Robert Kraft really wants an NFL team in London, soon

NFL commissioner Roger Goodell and New England Patriots owner Robert Kraft. (AP Photo/Stephan Savoia)
Cheerio guv’ners! It was the best of times for the NFL, and it is still the best of times for the NFL.

Starting in 2007, the NFL started hosting regular season games at Wembley Stadium in London, England. With that the NFL’s dominance in the US began to spread across the pond to the nation whose shackles we threw off in 1776. Only one game, the 2011 contest between the Bears and Bucs failed to draw over 80,000 fans, and that still drew over 76,000. The NFL knew it was king in the US and now after seven years of playing in London, with two games in 2013, it knows it has a chance to be king in Merry Ole England too. So much so they have scheduled three games in London in 2014, and have scheduled the Jaguars to play one home game a year in London in 2014, 2015 and 2016.
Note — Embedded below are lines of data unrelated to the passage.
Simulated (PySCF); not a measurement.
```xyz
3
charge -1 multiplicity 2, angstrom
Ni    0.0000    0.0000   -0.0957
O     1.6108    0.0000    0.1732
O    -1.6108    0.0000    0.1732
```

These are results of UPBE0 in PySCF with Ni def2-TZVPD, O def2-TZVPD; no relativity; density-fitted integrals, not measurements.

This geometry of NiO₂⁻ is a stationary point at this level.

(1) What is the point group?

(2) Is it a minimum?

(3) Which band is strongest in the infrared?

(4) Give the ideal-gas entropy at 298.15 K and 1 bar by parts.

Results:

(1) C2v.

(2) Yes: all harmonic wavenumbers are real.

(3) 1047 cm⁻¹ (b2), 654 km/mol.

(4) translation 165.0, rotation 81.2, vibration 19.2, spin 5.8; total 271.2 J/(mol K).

At a Thursday Night Football Robert Kraft, Patriots Owner and head of the NFL broadcasting committee, said to the collected media that, reprinted from NFL.com, “...we should work hard to try and have a franchise in London before the decade was out.”

Based on fan reception it is a no brainer and with a total capacity of 86,000 fans, Wembley Stadium would immediately fall into the top 10 of NFL stadiums based on total capacity. Its simple supply and demand.

There are thousands of questions involved with either moving a team, or adding a team. One was answered when Roger Goodell, NFL Commissioner said that were the NFL to expand its number of teams it would do so by two, not one. Enter the City of Angels.

"We would like to do that, " said Goddell during the same Thursday Night Football Panel, via NFL.com. "We think there's a great opportunity to be successful (in Los Angeles). I think opportunity's starting to develop, maybe in part because we have that long-term planning in front of us."

If I had to guess the NFL long term planning didn't have anything to do with team expansion, but with schedule expansion and moving two struggling teams, one to L.A. and one to London. An inability to prevent concussions has continually squashed negotiations between the NFL and the NFLPA about an 18 game regular season. How does the NFL create more revenue without expanding the schedule? Expand the league.

Adding two teams will allow the NFL to add a second bye week to each teams schedule. This not only helps with the fears about concussions and adequate rest during the season, but allows teams to travel to London and get back without having to incur huge travel complications of playing a game on Sunday in London and another the next Sunday on the West Coast.

Being rebuffed by the NFLPA over the expanded schedule was the first blow the NFL owners have suffered in recent years as they have continually grown and increased their dominance as the US’s premier sport. While it took a little longer than they initially thought, and it certainly isn’t done, they seem on pace to have new teams in London and L.A. in the next 5-10 years, and it hardly too Sherlock Holmes to solve the mystery, just creativity. In the end the owners will add to their piles of money in their Scrooge McDuck like money-bins, but this time half the new influx of cash will be Euros. What’s next, the Yen?